By Rebecca Tushnet and Eric Goldman
TrafficSchool.com, Inc. v. Edriver Inc., 2011 WL 3198226 (9th Cir. July 28, 2011)
Rebecca highlights how this opinion has some important things to say about false advertising standing, consumer confusion in false advertising and attorneys’ fees in Lanham Act cases. I’m going to focus on more of the technical issues:
First, DMV.org bought keyword ads that displayed the URL “ca.dmv.org” and “california.dmv.org.” The opinion says “Defendants’ use of the “ca.” and “california.” prefixes obviously was designed to suggest an affiliation with the State of California.” As far as I can recall, this is the first time a court has explicitly treated the URL displayed in keyword ad copy as contributing to consumer confusion. I know some SEMs like to play games with the domain line in keyword ad copy. Even if Google won’t police the URL line, courts will.
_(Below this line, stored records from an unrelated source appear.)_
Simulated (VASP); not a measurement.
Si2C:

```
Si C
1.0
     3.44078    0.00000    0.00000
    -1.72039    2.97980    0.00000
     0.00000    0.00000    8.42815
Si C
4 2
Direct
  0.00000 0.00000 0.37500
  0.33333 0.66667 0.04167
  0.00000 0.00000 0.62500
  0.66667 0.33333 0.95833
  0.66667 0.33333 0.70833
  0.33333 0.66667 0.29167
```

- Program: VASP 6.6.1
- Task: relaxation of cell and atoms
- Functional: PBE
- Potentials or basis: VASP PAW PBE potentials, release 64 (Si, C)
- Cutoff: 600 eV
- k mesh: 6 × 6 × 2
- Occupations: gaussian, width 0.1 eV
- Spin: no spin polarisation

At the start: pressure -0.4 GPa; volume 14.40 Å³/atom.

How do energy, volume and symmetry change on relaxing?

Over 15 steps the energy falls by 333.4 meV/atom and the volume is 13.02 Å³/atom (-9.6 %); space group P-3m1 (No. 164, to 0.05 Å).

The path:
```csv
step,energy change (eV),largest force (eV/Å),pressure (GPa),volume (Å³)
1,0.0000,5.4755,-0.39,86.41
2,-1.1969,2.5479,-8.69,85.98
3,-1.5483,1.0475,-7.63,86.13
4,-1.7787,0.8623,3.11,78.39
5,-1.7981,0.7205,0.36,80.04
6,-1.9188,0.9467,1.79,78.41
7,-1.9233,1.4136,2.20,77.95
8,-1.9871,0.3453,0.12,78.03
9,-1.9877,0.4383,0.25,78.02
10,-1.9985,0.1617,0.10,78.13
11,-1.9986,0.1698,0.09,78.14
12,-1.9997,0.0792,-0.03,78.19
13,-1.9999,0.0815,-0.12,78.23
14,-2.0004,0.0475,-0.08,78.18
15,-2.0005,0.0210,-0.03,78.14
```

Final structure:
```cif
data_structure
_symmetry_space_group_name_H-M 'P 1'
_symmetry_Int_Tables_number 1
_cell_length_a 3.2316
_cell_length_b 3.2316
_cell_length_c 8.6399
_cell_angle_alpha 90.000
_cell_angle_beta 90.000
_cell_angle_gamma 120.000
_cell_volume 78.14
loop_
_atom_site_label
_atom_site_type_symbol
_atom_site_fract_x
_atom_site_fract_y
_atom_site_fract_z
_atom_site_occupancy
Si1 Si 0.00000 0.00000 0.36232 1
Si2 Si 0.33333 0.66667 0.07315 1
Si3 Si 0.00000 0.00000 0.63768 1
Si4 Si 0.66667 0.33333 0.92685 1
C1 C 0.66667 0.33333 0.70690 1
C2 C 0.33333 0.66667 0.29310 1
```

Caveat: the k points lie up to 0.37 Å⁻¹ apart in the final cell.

Second, the opinion shreds DMV.org’s argument that consumers didn’t think it was affiliated with a government agency; it concludes that DMV.org “willfully” and “egregiously” deceived consumers because
Defendants associated their website with URLs and search terms that falsely implied DMV.org was a government site. They had in their possession hundreds of emails sent by consumers who contacted DMV.org thinking it was a state agency. And DMV.org’s director of customer service testified that he voiced concerns about these emails to senior management.
This deceptive conduct wasn’t curable with a website disclaimer: “defendants knew that the disclaimers were ineffective, because adding them didn’t end the stream of emails sent by consumers who thought they’d contacted their state DMV.” Marketing people love to “fix” any legal problems with disclaimers, but they often simultaneously resist making the disclaimers prominent enough to actually fix the problem, leaving the website no better off.
As usual, Judge Kozinski adopts a realpolitik perspective that we all know what’s going on here, and he isn’t going to countenance it. This discussion doesn’t directly link to or cite the scienter battles in online copyright and trademark cases, but it could be a little uncomfortable for defendants like Fung who rely on form-over-substance arguments.
Third, the district court ordered DMV.org to display a splash screen to incoming visitors containing a disclaimer of government affiliation. I believe the remedy of a mandatory splash screen was also unprecedented. Among other problems with the splash screen, it can hurt or destroy search engine indexing, effectively rendering the domain name worthless. Therefore, even though the district court didn’t award any damages (a ruling affirmed on appeal), the mandatory splash screen was potentially far more detrimental.
On appeal, the court partially reverses the mandatory splash screen, noting that it applied equally to deceptive and non-deceptive content that DMV.org is publishing. The court also notes the disadvantages of interfering with search engine indexing:
[The injunction] also precludes defendants from tailoring DMV.org’s landing page to make it welcoming to visitors, and interferes with the operation of search engines, making it more difficult for consumers to find the website and its protected content.
In a footnote, the court explains:
Defendants introduced unrebutted evidence that splash screens commonly interfere with the automated “spiders” that search engines deploy to “crawl” the Internet and compile the indexes of web pages they use to determine every page’s search ranking. And splash screens themselves don’t have high search rankings: Search engines commonly base these rankings on the web page’s content and the number of other pages linking to it, and splash screens lack both content and links.
This is a pretty savvy explanation of why a splash screen destroys SEO, and it’s heartening to see the court recognize the First Amendment value of SEO (at least, nondeceptive SEO).
The court gives DMV.org some very good news by giving it a chance to work its way out of the splash screen:
On remand, the district court shall reconsider the duration of the splash screen in light of any intervening changes in the website’s content and marketing practices, as well as the dissipation of the deception resulting from past practices. If the district court continues to require the splash screen, it shall explain the continuing justification for burdening the website’s protected content and what conditions defendants must satisfy in order to remove the splash screen in the future. In the alternative, or in addition, the court may permanently enjoin defendants from engaging in deceptive marketing or placing misleading statements on DMV.org.
On the other hand, as Rebecca points out, the DMV.org domain name is, itself, designed to prey on consumer interest in official DMV services. Perhaps there will be no way for DMV.org to fix this, no matter what disclaimers it uses.